I\'m a total C newbie, I come from C#. I\'ve been learning about memory management and the malloc()
function. I\'ve also came across this code:
char
Well, for a start, sizeof(char)
is always 1, so you could just malloc(3)
.
What you're allocating there is enough space for three characters. But keep in mind you need one for a null terminator for C strings.
What you tend to find is things like:
#define NAME_SZ 30
: : :
char *name = malloc (NAME_SZ+1);
to get enough storage for a name and terminator character (keeping in mind that the string "xyzzy" is stored in memory as:
+---+---+---+---+---+----+
| x | y | z | z | y | \0 |
+---+---+---+---+---+----+
Sometimes with non-char based arrays, you'll see:
int *intArray = malloc (sizeof (int) * 22);
which will allocate enough space for 22 integers.
This will allocate three bytes; 1 for sizeof(char), plus two. Just seeing that line out of context, I have no way of knowing why it would be allocated that way or if it is correct (it looks fishy to me).

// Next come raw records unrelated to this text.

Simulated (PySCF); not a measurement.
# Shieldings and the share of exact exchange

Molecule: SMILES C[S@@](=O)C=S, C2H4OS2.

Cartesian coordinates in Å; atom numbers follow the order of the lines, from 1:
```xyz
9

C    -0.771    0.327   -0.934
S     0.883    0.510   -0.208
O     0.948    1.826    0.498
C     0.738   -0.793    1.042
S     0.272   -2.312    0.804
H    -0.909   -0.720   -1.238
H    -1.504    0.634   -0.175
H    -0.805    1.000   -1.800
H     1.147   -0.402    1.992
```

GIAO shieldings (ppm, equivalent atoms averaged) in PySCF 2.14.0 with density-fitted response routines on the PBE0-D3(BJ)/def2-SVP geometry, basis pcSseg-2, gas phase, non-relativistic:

You need to allocate enough memory to hold whatever you need to put in it. For example, if you're allocating memory to hold a string, you need to allocate enough memory to hold the longest string expected plus one byte for the terminating null. If you're dealing with ASCII strings, that's easy: one byte per character plus one. If you're using unicode strings, things get more complicated.
Your call to malloc
will allocate 3 bytes of memory. sizeof(char)
is 1 byte and 2 bytes are indicated explicitly. This gives you enough space for a string of size 2 (along with the termination character)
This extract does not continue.